As a representative of the FCM told the Joint Committee on the Constitution
with regard to municipal requests for entrenchment of their power to tax:
I think that what we are
talking about when we are asking for income tax is a clear defined portion
of the income tax settled upon by the provinces and by the federal government,
that we could rely on as an added income to the municipality so that
we could release the burden of property tax.(15)
REACTION TO THE MUNICIPALITIES' INTERVENTION
The federal government had
learned from its tri-level experiments of several years before
and took a safe position. On 9 October 1978, Prime Minister
Trudeau wrote to the FCM agreeing to consider municipal recognition in
a revised Constitution, provided that this recognition did not interfere
with provincial powers. He stated that:
The federal government
thinks it would be desirable to consider whether a new Constitution
should not recognise specifically the existence, and the need for existence,
of the third level of government
Provided that the ultimate
responsibility of the provinces is not in question, there could be merit
in trying to describe in the Constitution the role which the third
level plays in the total fabric of Canada. It could also
be useful to try to spell out the basic kinds of services that are traditionally
provided by the third level.
Given this guarded statement
from the federal level and their own earlier experience, even the municipalities
were unwilling to tackle the provinces head on. One of the main
barriers to a constitutional amendment that would enhance the powers of
the municipalities was obtaining approval from the required number of
provincial legislatures. Mayor Dennis Flynn of Etobicoke, a member
of the FCM national executive, told the Joint Committee on the Constitution
on November 1980 that the FCM understood the provinces reluctance
to have municipalities talk directly to the federal government.

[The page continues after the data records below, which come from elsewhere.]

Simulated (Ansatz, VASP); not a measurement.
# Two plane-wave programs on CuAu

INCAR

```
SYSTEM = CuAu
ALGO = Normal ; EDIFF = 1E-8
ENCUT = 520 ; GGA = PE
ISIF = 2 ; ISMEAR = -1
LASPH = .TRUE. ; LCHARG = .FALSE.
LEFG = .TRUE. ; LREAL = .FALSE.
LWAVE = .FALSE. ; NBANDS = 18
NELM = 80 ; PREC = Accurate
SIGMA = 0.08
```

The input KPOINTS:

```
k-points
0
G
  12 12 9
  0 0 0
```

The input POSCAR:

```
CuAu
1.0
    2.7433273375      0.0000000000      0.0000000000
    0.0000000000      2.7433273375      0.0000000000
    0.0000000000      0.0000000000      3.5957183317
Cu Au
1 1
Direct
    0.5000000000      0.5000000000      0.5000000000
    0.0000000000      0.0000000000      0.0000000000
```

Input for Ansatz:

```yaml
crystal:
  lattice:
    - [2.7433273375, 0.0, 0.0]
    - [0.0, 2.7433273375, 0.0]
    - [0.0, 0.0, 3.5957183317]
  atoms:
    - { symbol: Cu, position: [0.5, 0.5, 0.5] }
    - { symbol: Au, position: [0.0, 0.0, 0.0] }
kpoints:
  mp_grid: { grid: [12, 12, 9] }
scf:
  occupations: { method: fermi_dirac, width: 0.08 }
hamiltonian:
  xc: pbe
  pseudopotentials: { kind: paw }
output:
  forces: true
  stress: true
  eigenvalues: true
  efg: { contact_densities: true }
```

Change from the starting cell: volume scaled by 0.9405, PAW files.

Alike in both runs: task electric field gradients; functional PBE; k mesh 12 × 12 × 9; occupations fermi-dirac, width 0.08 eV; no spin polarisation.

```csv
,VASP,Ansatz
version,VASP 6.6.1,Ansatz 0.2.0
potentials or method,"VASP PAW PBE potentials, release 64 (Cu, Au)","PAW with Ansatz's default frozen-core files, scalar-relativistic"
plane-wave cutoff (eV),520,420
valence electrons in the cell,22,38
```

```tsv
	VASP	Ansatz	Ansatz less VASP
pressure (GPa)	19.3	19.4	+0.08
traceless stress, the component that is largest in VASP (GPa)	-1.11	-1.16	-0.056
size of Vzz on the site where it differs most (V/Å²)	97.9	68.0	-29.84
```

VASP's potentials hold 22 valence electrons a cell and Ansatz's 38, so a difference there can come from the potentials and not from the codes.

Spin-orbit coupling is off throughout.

As such, he stated that the FCM would consider other options, including
the establishment of provincial charters that would give municipalities
autonomous areas of power as long as that was folded in the Canadian
constitution as a whole.(16)
Commentators at the time,
as well as later analysts, have agreed that constitutional recognition
of municipalities became a dead issue in light of provincial opposition.
The analysis prepared for the Macdonald Commission stated that it
is out of the question that the legislative assemblies of such a majority
of provinces would agree to this loss of power.(17)
Experts have often raised
another problem: What would be the long-term effect of another constitutional
tier of government? They have concluded that, given the difficulties
already inherent in federal-provincial relations, constitutional recognition
of the municipalities might only add another combatant and increase the
existing inflexibility and complexity.
If local governments were
to have their way, they would likely ask for constitutional standing
as equal partners in Confederation. Ideally this recognition would
provide the legislative and fiscal autonomy which local governments
require to meet the demands for local goods and services. But,
if this were done, how successful would it be? Federal-provincial
relations are defined by the Constitution, yet the extent of federal-provincial
discord is well known. Provincial governments criticize the intrusion
which they see the federal transfers of expenditure powers making into
their areas of responsibility. In some ways, the delineation of
authority provided by the constitution has impeded a rational reallocation
of responsibilities over time as conditions changed from those of the
nineteenth century. Might a constitutional standing for local
government impose another element of inflexibility while protecting
and enhancing local government?(18)
AND THE CONSTITUTIONAL NEGOTIATIONS
Since the enactment of the
Constitution Act, 1982, the question of constitutional status for
local governments seems to have faded from the limelight. The municipalities
did not address the issue in any presentations to the various parliamentary
committees that held hearings on the 1987 Meech Lake Accord, much to the
surprise of at least some commentators:
It seems curious that
4,500 municipalities large and small have not taken this opportunity
to assert themselves and enter the debate and thereby assure themselves
of a legitimate and constitutionally confirmed place in Confederation.(19)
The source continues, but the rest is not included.